Wednesday, March 07, 2007

Getting past "mind bugs"

From Mahzarin Banaji, Psychology Department at Harvard:
I am bullish about the mind's ability to unravel the beliefs contained within it—including beliefs about its own nature...the ability of humans everywhere to go against the grain of their own beliefs that are familiar, that feel natural and right, and that appear to be fundamentally true...

We've done this sort of unraveling many times before, whether it is about the relationship of the sun to the earth, or the relationship of other species to us. We've put aside what seemed natural, what felt right, and what came easily in favor of the opposite. I am optimistic that we are now ready to do the same with questions about the nature of our own minds. From the work of pioneers such as Herb Simon, Amos Tversky, and Danny Kahneman we know that the beliefs about our own minds that come naturally, feel right, and are easy to accept aren't necessarily true. That the bounds on rationality keep us from making decisions that are in our own interest, in the interest of those we love, in the long-term interest of our societies, even the planet, even perhaps the universe, with which we will surely have greater opportunity to interact in this century.

Here are some examples of what seems natural, feels right, and is easy to believe in—even though it isn't rational or true.

We irrationally anchor: ask people to generate their social security number and then the number of doctors in their city and the correlation between the two numbers will be significantly positive, when in fact it ought to be zero—there's no relation between the two variables. That's because we can't put the first one aside as we generate the second.
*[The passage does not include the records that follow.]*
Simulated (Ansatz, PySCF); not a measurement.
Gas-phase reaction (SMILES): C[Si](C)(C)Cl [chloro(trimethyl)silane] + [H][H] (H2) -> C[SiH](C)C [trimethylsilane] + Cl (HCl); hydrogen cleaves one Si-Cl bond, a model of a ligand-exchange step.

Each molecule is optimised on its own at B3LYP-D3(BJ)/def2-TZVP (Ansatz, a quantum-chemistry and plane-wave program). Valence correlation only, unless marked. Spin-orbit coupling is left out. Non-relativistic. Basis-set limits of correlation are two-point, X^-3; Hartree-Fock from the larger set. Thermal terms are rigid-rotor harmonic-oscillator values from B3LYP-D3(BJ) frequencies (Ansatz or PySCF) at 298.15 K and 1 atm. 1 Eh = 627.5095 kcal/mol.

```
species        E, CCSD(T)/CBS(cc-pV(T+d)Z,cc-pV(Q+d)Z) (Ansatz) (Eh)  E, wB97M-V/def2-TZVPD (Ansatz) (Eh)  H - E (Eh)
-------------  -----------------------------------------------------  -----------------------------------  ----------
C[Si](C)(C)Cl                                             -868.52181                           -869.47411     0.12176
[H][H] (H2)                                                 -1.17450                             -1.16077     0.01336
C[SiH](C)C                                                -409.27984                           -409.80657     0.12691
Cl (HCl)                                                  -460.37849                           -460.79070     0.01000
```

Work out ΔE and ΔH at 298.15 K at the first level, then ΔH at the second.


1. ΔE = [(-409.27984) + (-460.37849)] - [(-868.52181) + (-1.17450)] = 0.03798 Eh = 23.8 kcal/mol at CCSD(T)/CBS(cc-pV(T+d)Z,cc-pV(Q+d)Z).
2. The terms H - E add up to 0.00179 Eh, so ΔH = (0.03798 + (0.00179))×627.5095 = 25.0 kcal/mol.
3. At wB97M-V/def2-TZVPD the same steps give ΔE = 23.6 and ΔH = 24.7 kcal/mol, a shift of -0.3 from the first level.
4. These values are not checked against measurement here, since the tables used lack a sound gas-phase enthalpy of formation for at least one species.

We irrationally endow: give somebody a cheap mug, and once it's "my mug" through ownership (and nothing else) it becomes, in our minds, a somewhat less cheap mug. Endowed with higher value, we are likely to demand a higher price for it than it is worth or is in our interest to demand.

We irrationally see patterns where non exist: Try to persuade a basketball player, fan, or statistician that there isn't anything to the idea of streak shooting; that chance is lumpy and that that's all there is to Michael Jordan's "hot hand".

...such "mind bugs" extend to the beliefs and preferences we have about ourselves, members of our own social groups, and those who sit farther away on a scale of social distance....We don't intend to discriminate or treat unfairly, but we do....The ability to think about one's own long range interest, to self-regulate and delay gratification, to consider the well-being of the collective, especially to view the collective as unbounded by religion, language, or nationality requires a mental leap that isn't natural or easy. And yet each new generation seems to be able to do it more successfully than the previous one...old beliefs come unraveled because such unraveling is in our self-interest...we unravel existing beliefs and preferences because we wish them to be in line with our intentions and aspirations and recognize that they are not. I see evidence of this everywhere—small acts to be the person one wishes to be rather than the person one is—and it is the constant attempt at this alignment that gives me optimism.